“Find awesome new merchandise” topped last week’s list of goals because when you come right down to it, that’s the foundation of everything else that I do. Last year I didn’t find any new hit products. I’ll confess that I didn’t try very hard because, frankly, I hate shopping. Friends referred both of my two most successful products to me. This year I will try to think like a consumer, and read some product reviews and blogs. I’ll also browse some wholesale sites that have borne fruit in the past.
Notice that I said “find” and not “buy.” I don’t have any money for new products. The numbers at the bottom of this post will make it clear why I can't even come up with $1,200 for my CPA and the Commonwealth right now. For the time being, I can only compile a robust wishlist to consult when my statutory obligations are finally met.

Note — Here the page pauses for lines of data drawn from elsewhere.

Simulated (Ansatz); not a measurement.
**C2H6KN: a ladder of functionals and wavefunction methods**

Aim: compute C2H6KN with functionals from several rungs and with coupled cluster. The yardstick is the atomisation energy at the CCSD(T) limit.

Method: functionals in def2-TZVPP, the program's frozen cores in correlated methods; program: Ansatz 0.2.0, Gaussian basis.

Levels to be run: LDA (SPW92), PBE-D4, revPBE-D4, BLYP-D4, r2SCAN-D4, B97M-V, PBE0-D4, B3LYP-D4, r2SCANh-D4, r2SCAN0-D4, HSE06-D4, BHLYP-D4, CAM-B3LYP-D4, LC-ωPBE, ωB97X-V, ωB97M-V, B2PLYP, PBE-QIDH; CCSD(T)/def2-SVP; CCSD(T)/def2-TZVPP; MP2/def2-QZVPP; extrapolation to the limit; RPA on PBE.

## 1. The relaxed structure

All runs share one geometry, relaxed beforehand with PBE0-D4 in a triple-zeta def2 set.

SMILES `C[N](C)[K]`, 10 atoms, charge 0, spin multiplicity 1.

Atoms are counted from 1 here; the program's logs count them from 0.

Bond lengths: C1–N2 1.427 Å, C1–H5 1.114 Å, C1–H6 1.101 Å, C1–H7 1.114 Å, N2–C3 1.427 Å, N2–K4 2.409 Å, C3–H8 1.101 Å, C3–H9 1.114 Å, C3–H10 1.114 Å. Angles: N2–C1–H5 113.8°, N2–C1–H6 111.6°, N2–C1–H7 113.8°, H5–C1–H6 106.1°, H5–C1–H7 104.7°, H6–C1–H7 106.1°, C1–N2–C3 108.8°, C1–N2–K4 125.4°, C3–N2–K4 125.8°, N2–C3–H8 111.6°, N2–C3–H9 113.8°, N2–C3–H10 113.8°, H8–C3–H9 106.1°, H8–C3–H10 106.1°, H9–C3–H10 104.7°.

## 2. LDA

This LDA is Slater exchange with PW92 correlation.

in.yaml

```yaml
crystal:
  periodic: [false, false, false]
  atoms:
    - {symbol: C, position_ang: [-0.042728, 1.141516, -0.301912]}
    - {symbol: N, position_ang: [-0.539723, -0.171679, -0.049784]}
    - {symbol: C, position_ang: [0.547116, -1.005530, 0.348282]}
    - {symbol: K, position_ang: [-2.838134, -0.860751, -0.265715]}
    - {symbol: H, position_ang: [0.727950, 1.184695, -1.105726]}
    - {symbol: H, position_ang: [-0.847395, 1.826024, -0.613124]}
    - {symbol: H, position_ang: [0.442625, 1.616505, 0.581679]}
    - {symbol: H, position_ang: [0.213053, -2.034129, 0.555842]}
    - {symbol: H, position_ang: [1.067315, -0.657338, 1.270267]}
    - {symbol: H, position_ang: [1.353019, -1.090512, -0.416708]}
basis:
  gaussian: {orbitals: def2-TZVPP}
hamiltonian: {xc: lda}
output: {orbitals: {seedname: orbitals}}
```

Since this is January numbers week, I’m only going to look at winners today. Next week I’ll examine the mediocre and some notable losers.
One-hit Wonders aren’t part of a larger line. In fact, they’re usually the only item I carry from their vendors. Setting aside things that I can’t get anymore and things that surged once due to some random act of media leaves these:
Mini-briefcase business card holders. SKU 16 means it was one of the first products I ever bought. I’ve sold nearly 1,000 of them at a healthy markup without spending one dime on advertising. That’s a big win all around.
Whisky stones. They did benefit from a Boston Gift Guide mention a couple of Christmases ago, but would have made this list even without that turbocharge. A customer recommended them to me after seeing them elsewhere.
5-LED clip-on cap lights. These are an inexpensive way to achieve the same function as Panther Vision lighted caps. They haven’t sold so well lately, but their history of success rivals the mini briefcases.
Fuzz scarves just barely make the list. I honestly don’t remember what made them so popular a few seasons ago. This year sales died back to mediocrity -- probably because of the mild winter -- but it’s a perennial seller that will undoubtedly endure for as long as the winters remain cold.
DayClock Classic. Another of my very earliest products and my first big hit, this will show up on next week’s list of losers as well. I am down to one left and I won’t be reordering, but it had one helluva good run.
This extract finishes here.